A CROWDED CALENDAR…. Wall Street reform is obviously up front and center on the Hill right now, and will be the dominant legislative issue of the day until is passes. But with the bill’s prospects looking up, policymakers are already wondering what else they can get done in 2010.
Last week, President Obama told a group of high-profile business leaders that a climate/energy bill is up next in the Senate. Yesterday, the president signaled an intention to tackle yet another major legislative initiative around the same time.
President Obama called Sen. Scott Brown, R-Massachusetts, on Tuesday afternoon to try to get him on board with Democrats hoping to pass immigration reform, Brown’s spokeswoman Gail Gitcho told CNN.
Gitcho said Brown told the president he would review the proposal, but made no commitment. White House spokesman Bill Burton confirmed the President called the Senator to discuss the legislation on Tuesday during his return flight from California aboard Air Force One.
Currently, Sen. Lindsey Graham, R-South Carolina, is the only GOP Senator on board with moving on immigration reform, but he has told Democrats they will lose his support unless they find another Republican.
In terms of the timeline, Brown told the WSJ that the president apparently intends to move forward with an immigration overhaul “in a month.”

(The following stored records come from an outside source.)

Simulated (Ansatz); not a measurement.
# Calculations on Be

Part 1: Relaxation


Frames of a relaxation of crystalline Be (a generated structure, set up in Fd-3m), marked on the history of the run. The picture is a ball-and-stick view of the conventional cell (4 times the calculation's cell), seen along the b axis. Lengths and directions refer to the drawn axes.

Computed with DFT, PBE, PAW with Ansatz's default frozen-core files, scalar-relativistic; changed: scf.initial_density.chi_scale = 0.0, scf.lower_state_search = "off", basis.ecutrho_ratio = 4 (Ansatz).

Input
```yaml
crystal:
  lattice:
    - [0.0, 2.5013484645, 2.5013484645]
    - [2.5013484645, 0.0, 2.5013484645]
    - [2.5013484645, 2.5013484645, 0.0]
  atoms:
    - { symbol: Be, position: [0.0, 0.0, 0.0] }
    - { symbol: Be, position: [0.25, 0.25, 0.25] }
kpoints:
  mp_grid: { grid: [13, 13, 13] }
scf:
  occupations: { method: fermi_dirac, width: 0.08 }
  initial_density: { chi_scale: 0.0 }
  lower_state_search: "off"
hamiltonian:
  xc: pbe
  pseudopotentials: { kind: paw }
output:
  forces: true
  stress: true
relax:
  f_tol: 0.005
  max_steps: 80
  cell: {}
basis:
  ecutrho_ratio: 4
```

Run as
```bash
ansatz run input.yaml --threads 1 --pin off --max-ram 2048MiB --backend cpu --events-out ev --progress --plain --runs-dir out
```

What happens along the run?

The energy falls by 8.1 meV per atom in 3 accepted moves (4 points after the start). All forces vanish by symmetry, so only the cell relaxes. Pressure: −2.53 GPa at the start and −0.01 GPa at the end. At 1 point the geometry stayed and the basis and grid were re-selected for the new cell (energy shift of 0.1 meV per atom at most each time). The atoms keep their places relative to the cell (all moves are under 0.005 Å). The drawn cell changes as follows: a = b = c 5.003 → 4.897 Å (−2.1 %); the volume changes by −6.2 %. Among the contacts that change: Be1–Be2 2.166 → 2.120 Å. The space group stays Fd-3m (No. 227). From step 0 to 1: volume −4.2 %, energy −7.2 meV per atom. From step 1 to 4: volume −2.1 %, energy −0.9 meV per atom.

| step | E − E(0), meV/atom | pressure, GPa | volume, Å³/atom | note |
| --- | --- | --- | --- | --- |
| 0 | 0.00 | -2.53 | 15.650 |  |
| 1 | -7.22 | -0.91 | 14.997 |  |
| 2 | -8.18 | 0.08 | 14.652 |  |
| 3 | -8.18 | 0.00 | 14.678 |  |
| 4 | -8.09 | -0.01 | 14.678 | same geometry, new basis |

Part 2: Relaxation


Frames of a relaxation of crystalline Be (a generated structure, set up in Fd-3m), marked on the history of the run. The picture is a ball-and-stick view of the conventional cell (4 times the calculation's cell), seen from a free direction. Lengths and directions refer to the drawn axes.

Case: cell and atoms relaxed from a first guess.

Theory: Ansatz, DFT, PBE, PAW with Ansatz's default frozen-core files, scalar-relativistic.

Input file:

It’s encouraging that the effort is coming into focus, not only for substantive and policy reasons, but also because it suggests Democratic leaders aren’t shying away from ambition. There’s not that much time left in this Congress — there’s a summer recess coming up, and lawmakers will want to get on the campaign trail as quickly as possible in the early fall — and Wall Street reform, the budget, a climate/energy bill, and immigration reform, it’s hard to believe Dems will able to check so many items off their to-do list, especially in the face of reflexive Republican opposition to everything.
But the agenda is worth pursuing. Not only is it likely that voters will be impressed with a do-something Congress, but chances are, real policymaking in the next Congress will be extremely difficult, if not impossible. Tackling as much as possible, as quickly as possible, is wise.